Monday, April 2, 2012

Antigua Guatemala



We had arrived back in Guatemala City too early to just sit around at the aeropuerto, so we jetted out to Antigua after negotiating the last of our American dollars for the return trip in a private car...needed to make that flight back to LA.

At one point, in the 1680s, the city was the richest colonial town in the entire Americas. Within a hundred years it was mandated abandoned. Fucking Spanish.

By the time we made it to the city school was letting out, we only had a few hours to spend trying to soak it in (that was plenty), and my, er, bowel situation had finally become just that--a conscious need to be near a porcelain depository for more than hourly deposits. The discomfort in my belly area was noticeable; the constant pressure like a person standing on my stomach was more annoying than painful, but the occasional bad pressure, like someone grinding their heel on me, while brief, was lame.

But, for invading blonde giants like us, a few hours in Antigua is more than enough. We saw the various ruins in the city, we saw the volcano off in the distance, and we paid thirty-damn-American-dollars for appetizers and fruit smoothies at a restaurant.

Here are some pictures of the colorful streets, ruined churches...the volcano. That's Antigua! It struck me the whole time as weird that such a "Jesus"-crazy place wouldn't have done more to fix-up the old churches and cathedrals.

The volcano:


This is easily the coolest fountain I've ever seen, and I've been to Rome and Paris and Prague and Florence.

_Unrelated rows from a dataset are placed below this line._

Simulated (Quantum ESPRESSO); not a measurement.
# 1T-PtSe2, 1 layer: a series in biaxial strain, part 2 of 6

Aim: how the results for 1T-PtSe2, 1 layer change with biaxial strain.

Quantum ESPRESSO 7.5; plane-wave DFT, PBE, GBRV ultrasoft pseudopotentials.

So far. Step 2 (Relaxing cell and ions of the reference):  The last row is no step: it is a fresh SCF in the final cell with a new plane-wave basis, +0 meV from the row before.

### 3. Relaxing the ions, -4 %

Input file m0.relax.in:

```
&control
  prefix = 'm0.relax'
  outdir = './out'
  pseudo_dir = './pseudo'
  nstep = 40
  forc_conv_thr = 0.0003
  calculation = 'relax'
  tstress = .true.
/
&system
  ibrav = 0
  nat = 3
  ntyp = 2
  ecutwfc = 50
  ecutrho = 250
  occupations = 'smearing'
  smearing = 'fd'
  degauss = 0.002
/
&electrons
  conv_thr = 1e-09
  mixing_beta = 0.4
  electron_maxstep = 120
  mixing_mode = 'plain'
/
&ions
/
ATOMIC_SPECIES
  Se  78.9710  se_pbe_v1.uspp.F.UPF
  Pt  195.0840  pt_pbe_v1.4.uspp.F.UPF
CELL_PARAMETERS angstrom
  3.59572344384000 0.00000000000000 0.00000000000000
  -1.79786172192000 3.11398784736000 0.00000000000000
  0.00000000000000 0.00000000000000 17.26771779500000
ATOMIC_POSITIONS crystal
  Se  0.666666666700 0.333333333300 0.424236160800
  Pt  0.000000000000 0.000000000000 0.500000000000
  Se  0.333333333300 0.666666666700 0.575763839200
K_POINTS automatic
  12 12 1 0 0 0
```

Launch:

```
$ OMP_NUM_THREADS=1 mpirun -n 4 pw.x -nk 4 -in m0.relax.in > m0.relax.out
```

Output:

This yellow church wasn't destroyed. I don't remember the name.



Colorful streets...here the world that people who live here experience is behind those colorful walls. Every once in a while you could, while walking around, catch a glimpse into an interior courtyard and see how the world was quiet and un-cobbled.



This is one of the famous ruined cathedrals.



Once was enough. I might put up some different pictures at a later date, like maybe some of Mrs. Blonde Giant's pictures from the market we went to, or some more ruins details, but we'll likely never set foot there again. I don't think I can, or would want to, say that about many of the random places I've been.